# Square root of -1 [duplicate]

This question already has an answer here:

Hello stackexchange users! I am somewhat confused on $\sqrt{-1}$. I believe the answer should be no solution, or inconsistent, or at least something in that nature. Am I correct or am I most likely wrong? Any help or insight would be deeply appreciated

## marked as duplicate by GAVD, Lord Shark the Unknown, Nosrati, Krish, XamSep 23 '17 at 2:54

This question has been asked before and already has an answer. If those answers do not fully address your question, please ask a new question.

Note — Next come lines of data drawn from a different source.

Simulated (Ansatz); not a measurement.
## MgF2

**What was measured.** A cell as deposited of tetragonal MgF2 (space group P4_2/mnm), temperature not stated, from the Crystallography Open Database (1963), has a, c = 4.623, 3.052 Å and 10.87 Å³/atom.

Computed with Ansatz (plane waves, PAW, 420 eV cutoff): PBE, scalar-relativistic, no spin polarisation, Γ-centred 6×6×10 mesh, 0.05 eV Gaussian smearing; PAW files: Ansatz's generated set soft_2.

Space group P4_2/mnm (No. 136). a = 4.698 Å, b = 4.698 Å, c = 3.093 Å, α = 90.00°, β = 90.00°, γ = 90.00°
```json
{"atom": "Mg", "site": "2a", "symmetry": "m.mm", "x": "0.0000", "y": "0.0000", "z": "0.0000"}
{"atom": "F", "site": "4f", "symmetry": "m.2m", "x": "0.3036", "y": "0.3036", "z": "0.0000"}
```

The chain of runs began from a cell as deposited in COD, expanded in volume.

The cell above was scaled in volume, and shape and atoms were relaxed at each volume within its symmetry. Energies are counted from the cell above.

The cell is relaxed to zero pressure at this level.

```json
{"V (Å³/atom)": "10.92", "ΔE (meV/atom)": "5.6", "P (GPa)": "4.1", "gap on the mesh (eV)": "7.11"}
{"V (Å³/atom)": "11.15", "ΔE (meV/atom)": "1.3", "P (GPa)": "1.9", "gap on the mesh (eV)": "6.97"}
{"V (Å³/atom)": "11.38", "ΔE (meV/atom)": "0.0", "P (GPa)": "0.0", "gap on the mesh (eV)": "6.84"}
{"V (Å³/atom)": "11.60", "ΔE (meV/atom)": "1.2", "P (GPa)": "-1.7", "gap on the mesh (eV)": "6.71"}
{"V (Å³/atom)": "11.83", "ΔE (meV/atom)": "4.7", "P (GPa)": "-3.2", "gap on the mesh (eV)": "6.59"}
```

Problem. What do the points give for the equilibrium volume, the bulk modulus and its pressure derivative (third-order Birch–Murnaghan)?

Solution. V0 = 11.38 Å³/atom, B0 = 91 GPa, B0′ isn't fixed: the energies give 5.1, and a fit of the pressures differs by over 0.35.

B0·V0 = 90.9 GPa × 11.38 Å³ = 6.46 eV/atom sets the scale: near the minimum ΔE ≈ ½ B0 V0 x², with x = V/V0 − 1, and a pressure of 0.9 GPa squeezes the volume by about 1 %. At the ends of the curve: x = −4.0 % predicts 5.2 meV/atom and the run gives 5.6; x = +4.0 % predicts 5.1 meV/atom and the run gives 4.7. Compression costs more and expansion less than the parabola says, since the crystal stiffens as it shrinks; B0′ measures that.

• Your answer is in the tags. – Parcly Taxel Sep 23 '17 at 1:53
• Could you please clarify? – NerdOfCode Sep 23 '17 at 1:54
• Just look up imaginary and complex numbers on Wikipedia. – Parcly Taxel Sep 23 '17 at 1:54
• I asked this question on math.stackexchange.... I wasn't really looking for imaginary and complex numbers on Wikipedia. I simply wanted some clarification as you can see in my question. – NerdOfCode Sep 23 '17 at 1:56

## 1 Answer

if you consider all polynomials to have roots you can ask what is the root of x^2+1 well it turns out that this is only 0 when x =sqrt(-1) so imagine we have a value, i ,for the x that solves it. you can ask what set it's in but positive*positive=negative * negative = positive, so no positive or negative number works. to make sure all polynomials have roots you need to invent imaginary numbers.